Rupert Murdoch's £10 billion bid to takeover broadcaster BSkyB has been dramatically abandoned by News International.
The development, which comes as parliament prepared to unite behind a Labour motion condemning the bid as against the public interest, represents a major defeat for the media mogul.
The Commons vote, supported by the Conservatives and Liberal Democrats as well as the opposition, would not have been binding.
But the intensity of political pressure appeared irresistible, prompting this afternoon's decision.
"We believed that the proposed acquisition of BSkyB by News Corporation would benefit both companies but it has become clear that it is too difficult to progress in this climate," News Corp chief operating officer Chase Carey said.

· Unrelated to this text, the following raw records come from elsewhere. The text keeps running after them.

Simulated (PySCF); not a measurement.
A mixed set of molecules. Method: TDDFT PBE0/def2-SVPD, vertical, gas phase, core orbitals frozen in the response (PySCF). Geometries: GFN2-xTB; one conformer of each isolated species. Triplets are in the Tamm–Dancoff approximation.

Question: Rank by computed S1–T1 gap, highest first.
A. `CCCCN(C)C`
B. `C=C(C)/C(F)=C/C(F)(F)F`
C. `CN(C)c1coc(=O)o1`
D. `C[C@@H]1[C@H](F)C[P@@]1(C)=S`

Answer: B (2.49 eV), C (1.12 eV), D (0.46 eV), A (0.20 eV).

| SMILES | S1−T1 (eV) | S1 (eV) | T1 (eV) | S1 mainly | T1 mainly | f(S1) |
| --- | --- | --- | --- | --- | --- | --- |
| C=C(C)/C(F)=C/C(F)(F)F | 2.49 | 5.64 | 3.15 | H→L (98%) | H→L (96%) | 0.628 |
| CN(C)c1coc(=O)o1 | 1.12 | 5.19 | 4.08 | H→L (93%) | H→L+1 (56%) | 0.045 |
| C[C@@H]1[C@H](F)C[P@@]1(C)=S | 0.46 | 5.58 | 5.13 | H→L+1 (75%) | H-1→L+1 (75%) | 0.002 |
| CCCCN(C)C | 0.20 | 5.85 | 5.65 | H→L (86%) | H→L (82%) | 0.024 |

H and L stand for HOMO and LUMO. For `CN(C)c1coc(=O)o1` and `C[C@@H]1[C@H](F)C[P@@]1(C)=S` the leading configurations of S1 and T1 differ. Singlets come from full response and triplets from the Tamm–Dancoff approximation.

"News Corporation remains a committed long-term shareholder in BSkyB. We are proud of the success it has achieved and our contribution to it."
All three party leaders welcomed the news.
"This is a victory for people up and down this country who have been appalled by the revelations of the phone hacking scandal and the failure of News International to take responsibility," Labour leader Ed Miliband said.
"People thought it was beyond belief that Mr Murdoch could continue with his takeover after these revelations.
"It is these people who won this victory. They told Mr Murdoch: 'this far and no further''
"Nobody should exercise power in this country without responsibility."
Mr Murdoch continues to own 37% of shares in BSkyB. Under City rules News International will not be able to make another attempt to acquire 100% of the shares for at least six months.
"They should stop thinking about mergers when they need to sort the situation they've created," David Cameron told the Commons earlier.
The prime minister's spokesperson reiterated those comments after the BSkyB bid was withdrawn, saying that the PM believed "the business should focus on clearing up the mess and getting its own house in order".
Deputy prime minister Nick Clegg said Mr Murdoch had done "the decent and sensible thing".
"Now that the bid has been called off and a proper inquiry set up, we have a once in a generation chance to clean up the murky underworld of the corrupted relationship between the police, politics and the press," he said.
The abandoned takeover bid will not end the phone-hacking scandal, however, as questions continue to be asked over whether Mr Murdoch is a "fit and proper" person to own a media outlet.
"My colleagues and I have been warning for 17 years of the dangers of the growing influence of the Murdochs in Britain," Liberal Democrat deputy leader Simon Hughes commented.
"Three days ago the most popular Murdoch title disappeared - ruined by the excesses of some of its staff. Today the News International bid for BSkyB has been withdrawn.
"At last the sun is setting on Rupert Murdoch's British empire."
In his statement to parliament earlier, Mr Cameron indicated that he was prepared to move decisively against Mr Murdoch if allegations of wrongdoing were confirmed.
"The people involved whether they were directly responsible for the wrongdoing, sanctioned it, or covered it up however high or low they go must not only be brought to justice they must also have no future role in the running of a media company in our country," he said.
The Murdoch media empire faces another difficult decision in the coming hours. It must decide whether News International chief executive Rebekah Brooks will attempt to defy the Commons' culture, media and sport committee over its invitation for her to appear.
If it fails to do so by 17:00 BST the serjeant-at-arms can issue a formal summons. News International has said it will "cooperate fully" but is yet to confirm whether Ms Brooks - or Rupert Murdoch and James Murdoch - will attend next Tuesday's evidence session.
Yesterday News International sought to prop up its share value, which has slumped by nearly 15% in the last nine days, by buying back £3.2 billion of its shares - roughly the amount of money it has lost in shares so far.